Well, yes, it’s a lazy argument—any uncertainty analysis can be expanded to include more uncertainties, whether they be based on physics, economics or sociology—but the argument shouldn’t be entirely dismissed. Solar projects have been financed for decades using relatively simple and inaccurate uncertainty analyses.

Even so, while it may be a reasonable response from some stakeholders, particularly those who are isolated from the financial risks and benefits of a project, it doesn’t appeal to lenders, governments, insurers or large owner/developers who balance portfolios of projects in an increasingly competitive industry—and who insist on receiving P-values to assess project funding.

Furthermore, and as mentioned earlier, a trustworthy uncertainty analysis informs decisions at many stages during a project pipeline. For example, what modules or tracker should one select? How much redundancy should be built in to meet energy commitments? How much power needs to be produced to pass commissioning? And many more questions that warrant predictions when designing, building and operating a plant.

Thus, many stakeholders want and deserve a trustworthy PXX. What happens when they don’t get one?

Why uncertainty matters

When a stakeholder distrusts a PXX forecast, whether it’s because they know uncertainties have been omitted, or because they’ve seen operational data that doesn’t agree with forecasts, or because they’ve read articles such as this, the stakeholder adds their own uncertainty to the forecast.

This additional uncertainty might manifest as ‘discounting’ the yield (e.g., reducing the P50 by 2% and the P90 by 4%), or to the addition of extra redundancy in a project (e.g., installing extra modules), or to wide tolerances negotiated into performance testing, or to any number of ways that effectively increase project costs.

Thus, although sources of uncertainty might be neglected, they still seep their way into the project and make it more expensive.

Another reason that it’s important to understand and trust PXX forecasts relates to decision making. If a stakeholder perceives everything to be highly uncertain, that no one can predict a yield to better than ±10% anyway, they can doubt the relevance of the many small decisions in a solar project. Is it worth paying more for a module that produces 0.5% more power? Or is it worth making ground measurements to reduce the uncertainty in the irradiance from ±5% to ±3% or is that advantage swamped by other sources of uncertainty? Should one monitor soiling, albedo, diffuse light, rear irradiance? Is it worth using ray tracing to determine bifacial gains? The answers to such questions are not obvious without a good understanding of the procedure for determining accurate PXX.
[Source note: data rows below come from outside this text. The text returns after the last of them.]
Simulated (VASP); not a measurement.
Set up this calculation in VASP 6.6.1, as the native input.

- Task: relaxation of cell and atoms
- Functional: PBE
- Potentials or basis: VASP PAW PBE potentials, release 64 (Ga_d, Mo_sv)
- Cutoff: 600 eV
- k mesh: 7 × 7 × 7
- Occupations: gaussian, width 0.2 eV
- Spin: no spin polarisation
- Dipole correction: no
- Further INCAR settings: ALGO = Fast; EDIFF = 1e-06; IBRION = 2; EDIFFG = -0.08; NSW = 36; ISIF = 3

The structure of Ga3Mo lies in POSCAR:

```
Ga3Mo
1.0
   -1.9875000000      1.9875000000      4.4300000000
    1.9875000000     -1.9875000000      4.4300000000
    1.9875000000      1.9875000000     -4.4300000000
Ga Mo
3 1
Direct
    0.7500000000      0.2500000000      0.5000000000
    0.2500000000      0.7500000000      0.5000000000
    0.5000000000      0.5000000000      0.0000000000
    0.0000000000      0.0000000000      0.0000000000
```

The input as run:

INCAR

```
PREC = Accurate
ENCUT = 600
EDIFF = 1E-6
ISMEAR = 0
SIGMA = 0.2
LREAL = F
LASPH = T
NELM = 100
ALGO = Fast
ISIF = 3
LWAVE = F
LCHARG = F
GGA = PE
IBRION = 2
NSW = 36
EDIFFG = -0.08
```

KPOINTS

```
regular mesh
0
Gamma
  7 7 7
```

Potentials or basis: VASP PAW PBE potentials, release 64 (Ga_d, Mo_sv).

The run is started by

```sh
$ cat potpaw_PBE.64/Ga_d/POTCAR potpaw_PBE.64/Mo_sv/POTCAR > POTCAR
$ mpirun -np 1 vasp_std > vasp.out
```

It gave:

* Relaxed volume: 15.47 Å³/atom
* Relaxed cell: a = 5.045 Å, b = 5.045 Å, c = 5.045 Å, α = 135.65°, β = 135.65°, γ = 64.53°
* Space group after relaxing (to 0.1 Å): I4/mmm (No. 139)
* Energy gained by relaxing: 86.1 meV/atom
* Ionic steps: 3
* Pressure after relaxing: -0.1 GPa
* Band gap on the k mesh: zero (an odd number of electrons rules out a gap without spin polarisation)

The rudimentary status quo

If we conclude that some stakeholders do and should care about PXX, that accurate forecasts are financially beneficial, and that the forecasting industry is large and sophisticated, then why is the forecasted uncertainty so often wrong?

To answer this question, we must first describe the current approach to determining uncertainty.

A forecaster begins by calculating a project’s P50—their best estimate of the energy yield. That estimate takes a concerted effort. It can involve analyses of a site’s weather, of long-term onsite monitoring, of shading, of soiling from dust and pollen. It also contains models to account for the optical, thermal and electrical behaviour of the plant—usually embedded within software programs like PVSyst—and those models contain many inputs that must be justified. Moreover, when adopting the most sophisticated approaches, such as with our own program, SunSolve, forecasting P50 can include ray tracing, large electrical models, spectral evaluation, and solving electrical mismatch.

Then, after expending great pains to produce a P50, many forecasters make a couple of major simplifications and smash out the rest of the PXX curve in no time flat.

We’ll now describe each of these simplifications.

Problem 1 – omitting sources of uncertainty

The first major simplification in PXX calculations is to neglect those sources of uncertainty that are difficult to determine. The specific sources that are neglected vary from forecaster to forecaster, but they often include degradation, curtailment and sometimes availability. (In fact, we’ve seen some forecasts that neglect all sources of uncertainty except irradiance!) Further, various sources within the PVSyst models are usually dumped into a single bucket called ‘model error’.

Now, there can be good reason to neglect some sources of uncertainty. For example, one might neglect availability and curtailment when forecasting plant behaviour during the commissioning period. And, for example, some sources of uncertainty are negligible. But whether sources of uncertainty are omitted wisely or not, there is a large amount of variability in the industry. This makes forecasts difficult to compare, increasing distrust.

Problem 2 – combining uncertainties

The second major simplification pertains to how sources of uncertainty are combined.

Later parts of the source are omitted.